CF1552D.Array Differentiation

You are given a sequence of $n$ integers $a_1, \, a_2, \, \dots, \, a_n$ .

Does there exist a sequence of $n$ integers $b_1, \, b_2, \, \dots, \, b_n$ such that the following property holds?

• For each $1 \le i \le n$ , there exist two (not necessarily distinct) indices $j$ and $k$ ( $1 \le j, \, k \le n$ ) such that $a_i = b_j - b_k$ .

The first line contains a single integer $t$ ( $1 \le t \le 20$ ) — the number of test cases. Then $t$ test cases follow.

The first line of each test case contains one integer $n$ ( $1 \le n \le 10$ ).

The second line of each test case contains the $n$ integers $a_1, \, \dots, \, a_n$ ( $-10^5 \le a_i \le 10^5$ ).

For each test case, output a line containing YES if a sequence $b_1, \, \dots, \, b_n$ satisfying the required property exists, and NO otherwise.
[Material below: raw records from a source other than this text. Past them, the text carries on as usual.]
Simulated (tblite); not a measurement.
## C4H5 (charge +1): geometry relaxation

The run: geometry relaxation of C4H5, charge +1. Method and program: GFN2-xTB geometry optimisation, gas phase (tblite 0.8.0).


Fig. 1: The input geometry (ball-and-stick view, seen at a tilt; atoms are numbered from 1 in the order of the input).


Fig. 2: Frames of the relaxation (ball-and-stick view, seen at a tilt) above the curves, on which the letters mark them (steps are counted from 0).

In the first test case, the sequence $b = [-9, \, 2, \, 1, \, 3, \, -2]$ satisfies the property. Indeed, the following holds:

• $a_1 = 4 = 2 - (-2) = b_2 - b_5$ ;
• $a_2 = -7 = -9 - (-2) = b_1 - b_5$ ;
• $a_3 = -1 = 1 - 2 = b_3 - b_2$ ;
• $a_4 = 5 = 3 - (-2) = b_4 - b_5$ ;
• $a_5 = 10 = 1 - (-9) = b_3 - b_1$ .

In the second test case, it is sufficient to choose $b = [0]$ , since $a_1 = 0 = 0 - 0 = b_1 - b_1$ .

In the third test case, it is possible to show that no sequence $b$ of length $3$ satisfies the property.